Sarah Morris, “Double Coil” (Knots), 2010. Household gloss paint on canvas, 152.5 x 152.5 cm. Photo: Courtesy Galerie Meyer Kainer, Vienna.
Gallery Meyer Kainer presents “It’s All True” an exhibition of new works by Sarah Morris, labeled after an unfinished documentary film by Orson Welles.
Sarah Morris is an internationally recognized painter and filmmaker, known for her complex abstractions, which play with architecture and the psychology of urban environments. Morris views her paintings as parallel to her films – both trace urban, social and bureaucratic topologies. In both these media, she explores the psychology of the contemporary city and its architecturally encoded politics. Morris assesses what today’s urban structures, bureaucracies, cities and nations might conceal and surveys how a particular moment can be inscribed and embedded into its visual surfaces. Often, these non-narrative fictional analyses result in studies of conspiratorial power, structures of control, and the mapping of global socio-political networks.
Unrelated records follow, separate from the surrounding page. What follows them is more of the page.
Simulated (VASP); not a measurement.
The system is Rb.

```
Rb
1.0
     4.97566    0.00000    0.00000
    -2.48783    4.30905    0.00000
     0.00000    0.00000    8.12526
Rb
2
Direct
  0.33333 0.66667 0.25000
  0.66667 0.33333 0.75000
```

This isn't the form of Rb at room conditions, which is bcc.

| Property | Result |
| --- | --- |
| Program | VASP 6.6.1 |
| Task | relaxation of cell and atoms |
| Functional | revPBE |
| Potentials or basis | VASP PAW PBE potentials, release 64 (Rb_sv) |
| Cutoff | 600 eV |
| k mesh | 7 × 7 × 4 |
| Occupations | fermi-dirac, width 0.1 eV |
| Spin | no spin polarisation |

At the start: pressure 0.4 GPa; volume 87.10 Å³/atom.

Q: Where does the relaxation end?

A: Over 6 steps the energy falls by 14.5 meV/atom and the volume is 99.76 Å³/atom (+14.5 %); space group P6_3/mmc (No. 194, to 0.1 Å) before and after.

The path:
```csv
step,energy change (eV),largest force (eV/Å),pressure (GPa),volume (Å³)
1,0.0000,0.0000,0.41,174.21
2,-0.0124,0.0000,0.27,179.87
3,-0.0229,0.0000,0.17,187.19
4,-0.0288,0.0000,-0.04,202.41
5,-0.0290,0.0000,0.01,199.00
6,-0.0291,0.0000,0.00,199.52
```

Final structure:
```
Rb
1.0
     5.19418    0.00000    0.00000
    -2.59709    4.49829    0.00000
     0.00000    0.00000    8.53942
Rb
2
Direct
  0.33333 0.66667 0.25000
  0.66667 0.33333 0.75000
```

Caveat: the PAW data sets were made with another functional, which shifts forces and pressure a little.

In this exhibition, Morris will be exhibiting a new series of paintings, “Knots” and “Clips”. Forms reminiscent of knots or paper clips intertwine. These simple binding structures suggest a transition from enduring utility to contingent organization or text, data and copied material. Morris’s paintings create a form that is continuously splintering and self-generating, and without resolution, creating after-images of capitalism and pre-images of new systems of control. Morris’s project, which spans both painting and film, creates a new level of discourse – playing simultaneously architecture, industrial design, entertainment, commerce and politics. Morris portrays, with beguiling perfection, bureaucratic structures of control and networks and the attempt to mask their own power. The infiltration and use of these mainstream forms and the creation of systems of interpretation that are ambivalent and even possibly contradictory is achieved by engaging and investigating moments of failure toward its use and avoidance.
Also on show is film “1972”. This is the second time (since /Robert Towne/, 2005) that Sarah Morris decided to shift her lens from the wide panoramic view of a city to an intimate portrait of an individual citizen of that city. Georg Sieber was the head psychologist of the Olympic Police and the Munich Police in 1972.?Sieber was hired by the International Olympic Committee and Munich Police to project possible scenarios that would jeopardize the safety of the Olympic Games and prepare the security training that they would require. Contrary to the common perception that the Germans were not prepared, Sieber exposes a very different analysis of what occurred that day: The dramatic hostage-taking of the israeli olympic team by members of the terror group Black September.
The exhibition will also feature Morris’s new film Beijing shot during the 2008 Olympics. Beijing observes the overwhelmingly perplexing and contradictory economy and politics of China, made all the more resonant in the current climate of the global credit crisis. The film explores the spectacle that unfolded during the opening of the 2008 Olympics. Shot from multiple perspectives and given unprecedented access by the International Olympic Committee, Beijing captures the variances within the city, from the urban routine of its citizens to the choreographed actions of various heads of state. Morris employs the notion of duality, coupling it with the constant presence of the spectacle or the event and its constant multiple interpretations. Morris’s version of cinema vérité uses not only architecture and its infrastructure as phantom characters, but also exposes political leaders, Olympic athletes, actors, film directors, and architects in a quasi-narrativ e about this developing city that opens up numerous fictional possibilities and questions the authorship of the spectacle itself and ultimately, the role of the artist.